The group was founded in November, 1867, and thirteen church bodies became members of the General Council. Founded at the instigation of the Pennsylvania Ministerium, the General Council placed special emphasis on the Lutheran Confessions and their role in the life of the church. In 1872, they adopted the Akron Rule, reserving Lutheran pulpits for Lutheran pastors and Lutheran altars for Lutheran communicants.

Theodore Emanuel Schmauk was President of the General Council from 1903 until the formation of the United Lutheran Church in America in 1918. The United Lutheran Church in America (ULCA) was formed from the merger of three independent German-language synods: the General Synod, the General Council and the United Synod of the South.[1]

Contents

Beginning of the General Council

At the one hundred and nineteenth convention of the Pennsylvania Ministerium in 1866, a fraternal address was issued "to Evangelical Lutheran Synods, ministers and congregations in the United States and Canadas, which confess the Unaltered Augsburg Confession, inviting them to unite in a convention for the purpose of forming a union of Lutheran Synods."

This call urged "the needs of a general organization, first and supremely for the maintenance of unity in the true faith of the Gospel, and in the uncorrupted Sacraments, as the Word of God teaches and our Church confesses them; and furthermore for the preservation of her genuine spirit and worship, and for the development of her practical life in all her forms."

Although none of the synods remaining in the General Synod responded favorably to this official letter, representatives from the Synod of Pennsylvania, the English, English District, and Joint Synods of Ohio, from the Wisconsin, Michigan, Pittsburg, Minnesota, Iowa, Missouri, Canada, New York, and the Norwegian synods assembled at Reading, Pennsylvania, on December 11, 1866. The Augustana Synod was represented by letter. There they unanimously adopted a statement on the "Fundamental principals of Faith and Church Polity." A committee was appointed to outline a constitution to be submitted to the respective District Synods. They required ten synods to accept the constitution before it would go into effect, uniting the synods as district synods in the new General Council of the Evangelical Lutheran Church in North America.

Ten synods adopted the constitution and the first convention met on November 20, 1867, at Fort Wayne, Indiana, where the General Synod suffered a schism the previous year. Twelve synods sent representatives. Several districts of the Missouri Synod sent a letter proposing a series of free conferences to discuss theology before joining together. Likewise, the Ohio Synod declined to join, but sent representatives to discuss differences of theology and practice.

Origin of the Four Points in American Lutheranism

Although the Ohio Synod greatly desired to see a union of Lutheran church bodies, the members saw practical difficulties that would prevent them from joining the new General Council. They probed the representatives of the General Council synods at the convention:

  1. What relation will this venerable body in future sustain to Chiliasm?
  2. Mixed Communion?
  3. The exchanging of pulpits with sectarians [non-Lutheran Protestants]?
  4. Secret or unchurchly Societies [for example, Freemasonry]?

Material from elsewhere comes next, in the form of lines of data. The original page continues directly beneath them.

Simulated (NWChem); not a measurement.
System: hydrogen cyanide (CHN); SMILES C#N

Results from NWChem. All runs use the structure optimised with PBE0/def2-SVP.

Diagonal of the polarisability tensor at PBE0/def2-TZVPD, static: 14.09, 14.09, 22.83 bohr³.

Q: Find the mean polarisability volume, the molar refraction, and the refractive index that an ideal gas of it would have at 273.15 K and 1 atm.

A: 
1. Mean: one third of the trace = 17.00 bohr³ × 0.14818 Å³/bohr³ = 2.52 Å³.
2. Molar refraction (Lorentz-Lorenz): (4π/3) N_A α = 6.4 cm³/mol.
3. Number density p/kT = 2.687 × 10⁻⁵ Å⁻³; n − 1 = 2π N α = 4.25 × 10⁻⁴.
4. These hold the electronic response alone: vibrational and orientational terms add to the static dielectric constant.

The delegates of the Iowa Synod brought with them a letter also asking these questions, with the exception of the first, because they had decided that millennialism was theologically an open question with which good Lutherans could agree to disagree.

The response of the General Council to the letter of the Iowa Synod was to the effect that the Council was not prepared to endorse the position of the Iowa Synod, but would "refer the matter to the District Synods until such time as by the blessing of God's Holy Spirit, and the leadings of his Providence, we shall be enabled, throughout the whole General Council and all its churches, to see eye to eye in all the details of practice and usage."

The Iowa Synod holding that there must be complete and hearty agreement not only in the principles of faith, "but also in an ecclesiastical practice accordant with such faith," refused to complete its connection with the General Council, its representatives contenting themselves with the privilege of debate at its conventions. For similar reasons the Synods of Ohio and Missouri decided not to enter into the union, and a few years later the Synods of Illinois, Wisconsin, and Minnesota decided to withdraw from it.

Such were the origin of the "Four Points" which have gained historic importance in the Lutheran Church. They became the most important factor in the development of the General Council, arresting in its very first convention the realization of the original plan of its founders, and in no small degree "damping the bright and perhaps somewhat sanguine expectations of its warmest friends," while they kept the body for years in constant agitation. Ultimately, the General Council contained less than half of the Lutheran community previously existing as independent synods. The Synod of Illinois merged with the Missouri Synod in 1880, and the Wisconsin and Minnesota Synods together became part of the Joint Synod of Wisconsin in 1917.

List of Four Points

These Four Points were issues which were divisive among American Lutherans in the 1860s, and continued to be a point of contention into the next century:

  1. chiliasm (or millennialism),
  2. mixed communion (altar fellowship),
  3. exchange of pulpits with sectarians (pulpit fellowship) and
  4. secret or unchurchly societies (such as Masons, the Lodge, etc.).